Peter Kay (The Lowry, 9th April 2010)

I’ll just say that this is the review that doesn’t review – review.   The reason is that as we queue for unreserved seating for the Peter Kay warm up gig at The Lowry, we are faced with notices making it clear we shouldn’t record anything.  We would be monitored to make sure that we don’t take photographs or video the show, the notices declared.  It seemed to me that pen and paper and human memory are just as useful recording devices, but not mentioned in the list of forbidden actions.   However, I got the message, it would not be a good idea to include spoilers in my blog before Kay’s big stadium tour, or as it is called ‘The Tour That doesn’t Tour- Tour’.

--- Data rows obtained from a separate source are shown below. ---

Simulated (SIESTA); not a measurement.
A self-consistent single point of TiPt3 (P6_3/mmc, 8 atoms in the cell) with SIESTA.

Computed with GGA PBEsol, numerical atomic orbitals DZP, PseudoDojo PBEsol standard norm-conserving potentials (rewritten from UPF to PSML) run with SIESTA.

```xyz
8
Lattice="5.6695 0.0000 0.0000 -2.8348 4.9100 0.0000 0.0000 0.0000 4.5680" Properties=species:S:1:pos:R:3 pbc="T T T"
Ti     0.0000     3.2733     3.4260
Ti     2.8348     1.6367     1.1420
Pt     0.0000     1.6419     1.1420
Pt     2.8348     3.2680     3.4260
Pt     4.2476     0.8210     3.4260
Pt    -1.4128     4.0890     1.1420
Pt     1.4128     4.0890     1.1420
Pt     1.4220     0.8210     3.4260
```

The Lowry studio space is for about 130 people and I managed to get a seat on the front row.  This meant I was very close and it all felt very intimate.  It was odd listening to Kay through his  microphone, when I was close enough to hear him if he’d whispered to me.  Though the space was much smaller than the Manchester Evening News Arena where most of the ‘tour’ takes place,  the atmosphere was still fantastic and there was lots of laughter.  I’m sure the tour won’t disappoint those with tickets for the arena.  Kay has an eye and ear for the everyday.  He picks up conversations, the way members of families react interact.  It felt at time, that he must have lived in my house and observed the things we did and said.  At times I was taken back to my childhood and I can realised many of my memories were shared by Kay and it seemed the rest of the audience.  I suppose Kay’s style draws specifically on a Northern humour, and his Bolton roots are extremely important.  In his routine there are some of the familiar characters, such as Uncle Knob Head, but this is a new routine, beautifully timed and brilliantly delivered.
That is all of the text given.